This is also the time of year when a lot of plants are through blooming and have gone to work setting seed, dying back, getting ready for rest. (You should see my dill!) There are a few flowers, and thank the Goddess many of them are long-lasting, that show up in July and provide some color. I'm grateful for black-eyed Susan, Queen Anne's lace, sunflowers, and daisies. Datura is still to come and it will, of course, be spectacular!

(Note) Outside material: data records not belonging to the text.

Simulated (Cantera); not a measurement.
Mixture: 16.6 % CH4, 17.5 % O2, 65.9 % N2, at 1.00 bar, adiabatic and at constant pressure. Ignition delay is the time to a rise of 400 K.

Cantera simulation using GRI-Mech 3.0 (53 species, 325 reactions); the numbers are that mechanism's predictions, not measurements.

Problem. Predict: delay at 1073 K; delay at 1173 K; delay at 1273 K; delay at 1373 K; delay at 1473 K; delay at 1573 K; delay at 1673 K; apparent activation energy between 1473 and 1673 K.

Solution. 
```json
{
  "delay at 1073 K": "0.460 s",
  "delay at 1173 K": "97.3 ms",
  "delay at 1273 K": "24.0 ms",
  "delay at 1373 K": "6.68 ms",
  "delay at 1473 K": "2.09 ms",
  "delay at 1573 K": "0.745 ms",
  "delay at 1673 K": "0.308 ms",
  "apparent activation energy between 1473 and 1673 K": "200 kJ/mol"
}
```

It's also serious mosquito season. Arlington, Virginia was invaded a number of years ago by tiger mosquitoes, of whom Wikipedia says: "Later, the species was assigned to the genus Aedes (gr. άηδής, "unpleasant,)" and which are just plain nasty and one of the few living things that I kill with what Dorothy Parker once called "never a stab nor squirm." I'm both a mosquito-magnet (the one person at the picnic getting bitten all over while everyone else says, "What mosquitoes?") and very allergic to their bites. I never go outside, even for a few minutes, without anointing myself with the Sacred Oil of the Goddess Deet, but, even then, I get some bites. This weekend, I ran out of hydrocortisone cream and tried an old folk remedy: rubbing the bite with the inside of a banana peel. It really works and it works for a long time! Bit odd to head off for work in the morning smelling of banana, but it's better than the itch.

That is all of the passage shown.